Hacker News new | ask | show | jobs
by mbesto 3402 days ago
This is incredibly misguided.

> The cloud as a money saving venture is and always has been a damn lie.

I personally have conducted migration savings assessments for companies going from data centers (owned/lease hardware) to cloud services. I can tell you with 100% certainty that the savings are there and have seen financial proof of the savings.

It's either that, or I'm a liar.

3 comments

Okay, help me out here. Here's my math: I move about 10 TB of bandwidth a month, I currently am in a DC that offers me 30TB on gigabit for $90/mo for my 1U box that hosts my small business and a few development systems - my server cost me a total of $1500 with 72GB of RAM and 4x3TB drives in RAID10, so I have 6TB of disk that's about at 50% capacity.

To go to Amazon EC2 let's see... 64 GB of RAM for $0.862 should do the job there, but just for that I'm at $620/mo. Then let's add bandwidth, 10TB out at $0.01/GB = $100/mo. Now for disk I have to use EBS which runs (let's say st1 will do the job) 0.045/GB/mo*3TB = $135/mo. And that's before any IO.

So to move from bare metal to amazon I go from $1.5k upfront + $90/mo to a total of $855/mo on Amazon.

I can buy a new server every few months for the same cost of hosting that at Amazon - unless I'm severely missing something. Maybe it's worth if it you're a very small installation or one with very unpredictable traffic? But I just don't see it.

3 things I think you should consider in this situation.

1. Reserved instances. If you've got a running business and are expecting to be around for 1-3 years, you get 40-60% discount on that 4xlarge.

2. Do you want to move the service exactly as it is? Maybe you don't need the large ebs? Maybe you can rewrite the storage to S3 instead which is much cheaper? Do you have heavy, sporadic tasks that you can move out of your main system and into lambda+queue and use a smaller instance?

3. How much do you spend on people to monitor the hardware, source and replace the disks, do firmware updates, etc. ? How much on external services to monitor your box which could be replaced with integrated AWS solutions at free tier?

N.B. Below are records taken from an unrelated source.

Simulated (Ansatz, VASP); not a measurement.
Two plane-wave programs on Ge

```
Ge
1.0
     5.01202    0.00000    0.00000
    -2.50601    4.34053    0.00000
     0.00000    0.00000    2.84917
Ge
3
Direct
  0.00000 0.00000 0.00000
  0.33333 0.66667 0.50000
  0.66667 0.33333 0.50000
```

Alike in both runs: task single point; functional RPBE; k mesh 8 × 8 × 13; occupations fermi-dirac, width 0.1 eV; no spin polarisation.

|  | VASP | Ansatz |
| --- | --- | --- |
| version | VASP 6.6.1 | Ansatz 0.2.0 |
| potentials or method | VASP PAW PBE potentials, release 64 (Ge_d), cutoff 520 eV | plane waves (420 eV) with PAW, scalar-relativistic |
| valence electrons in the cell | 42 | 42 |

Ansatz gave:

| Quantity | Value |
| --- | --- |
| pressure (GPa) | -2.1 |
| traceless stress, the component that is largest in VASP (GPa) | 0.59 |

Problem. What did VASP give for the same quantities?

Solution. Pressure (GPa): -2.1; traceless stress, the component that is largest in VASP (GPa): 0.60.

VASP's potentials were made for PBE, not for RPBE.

Basically what I'm trying to say is: if you just lift your current system and move it to AWS, you're ignoring lots of opportunities. You need to consider much more than a 1:1 hardware requirements migration.

Why should he re-architect his system and introduce some Amazon-specific dependencies like S3 just so he can give Amazon money? How much development time and money will he spend trying to make his setup work on AWS? How many new bugs will he accidentally introduce in the process? How badly will moving to cloud storage via S3 affect his performance v. having the files on a local disk? When S3 outages like the one that happened two days ago occur, will his customers be understanding of his decision to move into the cloud for funsies?

It's really amazing that, when faced with clear evidence of the expense involved in moving to AWS, you suggest that he prepay for a year of service up-front and redesign his application just so Amazon's bill doesn't look so egregious anymore.

My experience aligns with his. We moved from racks with 20-something boxes to EC2 with 100+ instances. Our monthly bill was 80% of the cost of the hardware in our data center.

How did we solve this problem? Why, move to Docker and Kubernetes of course! Over a year of manpower has been devoted to that task. What kind of savage would ever return to bare metal in this enlightened age of expending millions of manhours redoing stuff that was already working perfectly well?

If you want to autoscale, autoscale on the cloud and keep your primary nodes on bare metal. There's no need to start forking over millions of extra dollars to cloud providers to host all of your infrastructure.

Cloud has some unique benefits, but it should be used for those unique benefits only. There's no reason everything has to be moved there.

I'm trying to compare costs in a better way than "lift app from here and move it there". Sure, you can do it that way, but you're moving an app which was written with your current architecture in mind. It's not surprising it will be more expensive after the move.

I'm not advocating to rewrite just to give Amazon money - you're creating straw man arguments here.

I'm just saying that if we're comparing different ways of hosting, we shouldn't pretend they work the same and have the same tradeoffs. Maybe one server approach is optimal. Maybe the cost would be smaller if the service would be split into various components. That's all part of a proper comparison. Including the cost of getting from one arch to the other.

Specific example:

> How badly will moving to cloud storage via S3 affect his performance v. having the files on a local disk?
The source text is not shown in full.